A group of Texans attempting to build a memorial to the Confederate war dead in Orange claim that the controversy around their plan to fly 32 Confederate battle flags — eight prominent ones, and another 24 to represent the Texas regiments that fought in the war — is “overblown,” The Washington Post‘s Peter Holley reports.
According to the spokesman for the Texas Sons of Confederate Veterans, Marshall Davis, “all we want to do is honor our war dead. We want to honor our heroes. We don’t want to impede anyone from honoring their heroes, their veterans and their war dead. We would like the same tolerance and courtesy.”
The purpose of the eight large flags isn’t to antagonize drivers on nearby Martin Luther King, Jr. Drive, but to increase the memorial’s visibility from neighboring Interstate 10. According to a flyer seeking donations, “your support will enable passengers in over 55,000 cars per day see Confederate Flags flying proudly in the Texas breeze.”
David Moore, Lieutenant Division Commander of the Texas Sons of Confederate Veterans, told the Post that the flag shouldn’t be seen as a symbol of slavery, because the Civil War was actually fought over state’s rights, and the South only joined in the fight after it was “invaded by Northern troops.”
“We’re not a hate group or anything like that,” he added. “My great-grandfather joined the Confederate army and he didn’t own any slaves, so why did he fight? It was to preserve his family, his children and his state’s rights.”
The group’s spokesman, Davis, agreed — but went one step further, claiming that “the American flag flew over a slave nation for over 100 years. The Confederate flag flew over a slave nation for four years. By comparison, the American flag is 25 times more a slave flag.”

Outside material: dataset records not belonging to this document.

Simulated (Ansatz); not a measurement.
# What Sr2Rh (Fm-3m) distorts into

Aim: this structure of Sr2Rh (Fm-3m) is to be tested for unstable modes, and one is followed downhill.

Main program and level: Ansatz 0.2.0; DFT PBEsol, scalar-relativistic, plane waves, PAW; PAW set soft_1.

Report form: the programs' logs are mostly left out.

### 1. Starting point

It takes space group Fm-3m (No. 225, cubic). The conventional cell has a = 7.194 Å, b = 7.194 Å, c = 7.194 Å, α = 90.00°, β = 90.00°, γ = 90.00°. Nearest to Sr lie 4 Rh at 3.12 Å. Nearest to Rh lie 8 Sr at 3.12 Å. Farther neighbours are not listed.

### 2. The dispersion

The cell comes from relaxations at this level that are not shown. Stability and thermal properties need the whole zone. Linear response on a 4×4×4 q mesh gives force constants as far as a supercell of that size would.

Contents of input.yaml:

An Orange native who fought the construction of the memorial, Meredith Morgan, said that no matter what the Texas Sons of Confederate Veterans claim the flag represents, it has been unambiguously “adopted by white extremist groups [as] a symbol of hate.”
“How do we explain to our children that this monument only represents the divide of the United States in the directional sense?” she asked. “In its best form, the flag is still a symbol of division and rebellion.”